Michelle Carter was convicted in June by a judge who said her final instruction to Conrad Roy III caused his death. Carter was 17 when the 18-year-old Roy was found dead of carbon monoxide poisoning in July 2014.
Juvenile Court Judge Lawrence Moniz gave Carter a 2½-year jail sentence but said she had to serve only 15 months of that. He also sentenced her to five years of probation.
Roy’s family told the court that they were devastated by his death.
Conrad Roy Jr. said it inflicted the “worst emotional pain” he has ever experienced.
“I am heartbroken,” the father said.
A 13-year-old sister, Camden Roy, testified that she’s “haunted” by the realization that she’ll never see her brother wed or be an aunt to his children.

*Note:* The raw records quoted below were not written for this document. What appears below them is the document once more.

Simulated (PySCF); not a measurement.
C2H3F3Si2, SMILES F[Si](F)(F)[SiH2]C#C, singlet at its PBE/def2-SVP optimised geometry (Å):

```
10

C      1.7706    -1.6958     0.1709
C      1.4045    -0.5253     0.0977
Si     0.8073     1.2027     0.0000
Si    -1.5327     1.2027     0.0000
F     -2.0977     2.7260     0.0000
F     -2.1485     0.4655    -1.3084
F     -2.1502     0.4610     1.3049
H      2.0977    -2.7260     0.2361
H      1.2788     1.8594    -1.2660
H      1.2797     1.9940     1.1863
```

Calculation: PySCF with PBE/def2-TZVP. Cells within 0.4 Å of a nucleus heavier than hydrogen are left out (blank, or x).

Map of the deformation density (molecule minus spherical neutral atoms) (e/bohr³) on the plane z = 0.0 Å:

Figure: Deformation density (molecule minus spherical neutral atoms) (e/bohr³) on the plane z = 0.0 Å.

Carter’s lawyer, Joseph Cataldo, asked the judge to spare his client any jail time and instead give her five years of probation and require her to receive mental health counseling. He said Carter was struggling with mental health issues of her own — bulimia, anorexia and depression — during the time she urged Roy to kill himself.
“Miss Carter will have to live with the consequences of this for the rest of her life,” Cataldo said. “This was a horrible circumstance that she completely regrets.”
Prosecutor Maryclare Flynn called probation “just not reasonable punishment” for her role in Roy’s death. The prosecution sought the maximum sentence of 20 years behind bars.
In dozens of text messages, Carter had urged Roy to follow through on his talk of taking his own life. “The time is right and you are ready … just do it babe,” Carter wrote in a text the day he killed himself.
The sensational trial was closely watched on social media, in part because of the insistent tone of Carter’s text messages.
“You can’t think about it. You just have to do it. You said you were gonna do it. Like I don’t get why you aren’t,” Carter wrote in one text.
Cataldo argued that Roy was determined to kill himself and nothing Carter did could change that. He said Carter initially tried to talk Roy out of it and urged him to get professional help, but eventually went along with his plan. Cataldo also argued that Carter’s words amounted to free speech protected by the First Amendment.
In convicting Carter, the judge focused his ruling on Carter telling Roy to “get back in” after he climbed out of his truck as it was filling with carbon monoxide and told her he was afraid.
The judge said those words constituted “wanton and reckless conduct” under the manslaughter statute.
Carter and Roy met in Florida in 2012 while both were on vacation with their families. After that, they only met in person a handful of times. Their relationship consisted mainly of texting.
Carter was tried as a youthful offender, so the judge had several options for sentencing. He could have committed her to a Department of Youth Services facility until she turns 21 on Aug. 11. He could also have combined a DYS commitment with an adult sentence, or could have given her an adult sentence of anything from probation to the maximum 20-year term.